My dog just tracked and successfully located a folium lanceolatum, more commonly known as a leaf.
My kids started calling me boss today, so now I have the painful task of figuring out which one I’m going to have to let go.
Me: everything happens for a reason
Her: can I get your number?
Me: I don’t believe in “accidents”
Her: I’ll also need your insurance
Me to waiter: “I’m eating for 2.”
Waiter: “Oh, you’re pregnant?”
Me: “No, my sister was supposed to meet me here, but she can’t make it.”
[date]
HER: I’m studying to be a scientist but really love comedy
ME: [trying to impress her] Botany good textbooks lately?
The Hulk just texted me a picture of a zucchini, I think?
Give a man a fish. Sure, why not? Go around giving strangers weird fish gifts. Who cares
I don’t get treadmills, I mean if I walk I better reach somewhere.
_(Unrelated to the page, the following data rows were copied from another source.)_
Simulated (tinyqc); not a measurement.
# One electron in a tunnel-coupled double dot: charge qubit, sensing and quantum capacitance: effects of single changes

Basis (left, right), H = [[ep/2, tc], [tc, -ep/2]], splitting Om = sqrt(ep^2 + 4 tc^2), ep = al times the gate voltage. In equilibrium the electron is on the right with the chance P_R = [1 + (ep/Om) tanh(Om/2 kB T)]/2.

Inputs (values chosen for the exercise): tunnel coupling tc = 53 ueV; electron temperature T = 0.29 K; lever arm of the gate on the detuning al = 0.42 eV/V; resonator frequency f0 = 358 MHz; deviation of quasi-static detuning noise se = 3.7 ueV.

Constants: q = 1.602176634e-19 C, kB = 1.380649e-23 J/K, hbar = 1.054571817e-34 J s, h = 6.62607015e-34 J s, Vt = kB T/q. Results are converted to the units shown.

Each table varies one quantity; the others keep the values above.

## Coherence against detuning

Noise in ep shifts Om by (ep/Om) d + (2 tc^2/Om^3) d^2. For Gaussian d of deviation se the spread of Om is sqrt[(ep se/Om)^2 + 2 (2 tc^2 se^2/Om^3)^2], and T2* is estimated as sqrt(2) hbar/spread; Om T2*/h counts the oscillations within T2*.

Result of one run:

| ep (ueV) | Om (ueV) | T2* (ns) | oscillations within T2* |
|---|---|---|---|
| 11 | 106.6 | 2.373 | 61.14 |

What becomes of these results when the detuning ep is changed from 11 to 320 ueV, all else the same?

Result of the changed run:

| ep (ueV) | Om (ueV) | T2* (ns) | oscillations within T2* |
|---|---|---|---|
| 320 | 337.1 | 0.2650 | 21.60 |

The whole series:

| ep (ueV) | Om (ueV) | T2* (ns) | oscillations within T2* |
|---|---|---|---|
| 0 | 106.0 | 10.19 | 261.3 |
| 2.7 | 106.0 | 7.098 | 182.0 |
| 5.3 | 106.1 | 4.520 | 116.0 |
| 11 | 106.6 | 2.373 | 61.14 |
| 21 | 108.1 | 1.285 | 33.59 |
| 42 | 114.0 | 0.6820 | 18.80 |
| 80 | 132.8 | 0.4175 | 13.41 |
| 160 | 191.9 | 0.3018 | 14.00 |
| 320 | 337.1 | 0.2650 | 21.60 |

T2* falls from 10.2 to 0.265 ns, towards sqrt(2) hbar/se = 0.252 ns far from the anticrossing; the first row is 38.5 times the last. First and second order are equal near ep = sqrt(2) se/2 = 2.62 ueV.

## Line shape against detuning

I need to stop asking ppl who wants to do an activity with me on my close friends story because 12 people said they wanted to go to this museum and now I have to make 11 people mad
January 27th is Mozart’s birthday. Mozart died at 34 years old.
Had he lived he would be 259 years old on Tuesday
*at a pizza buffet in the Midwest*
Me: excuse me, can you please make a vegetarian pizza?
Him: Sure! What kind of meat do you want on that?
The guy in the car behind me is really taking a no man left behind approach to picking his nose
If anyone on the street asks for directions – give directions to YOUR house. Then run home, put on music and wait for your new best friend!
Judge: how do you plead?
Me: like this 🙏
The way my life is now if I threw caution to the wind it would just throw it back.
*Passive-aggressively skips through your selfies and only likes pics of your dog*
My favorite part of the gym is leaving. And girls in stretch pants.
Me: *brings a cheesecake to a pie fight*
My enemies: sweet jesus she’s gone completely insane RUN!!
*Arrives in Hell*
Devil: Here, help these 5th graders with common core math
exclusively asking for swords for Christmas and if I get even one everyone who didn’t get me one better watch out
Journalists stuck in 1970’s Belfast absolutely hating it
I’m not crazy.
I keep my old batteries in the refrigerator next to my butter, just like everybody else.
Dog: I WANNA GO OUTSIDE I WANNA GO OUTSIDE I WANNA GO OUTSIDE I WANNA GO OUTSIDE I WANNA GO OUTSIDE I WANNA GO OUTSIDE I WANNA GO OUTSIDE
Me: *opens door*
Dog: *runs to my spot on the couch* smell ya later sucka
I hope my husband never gets Alzheimer’s but if he does, I imagine my favorite part will be saying “I gave you one yesterday.”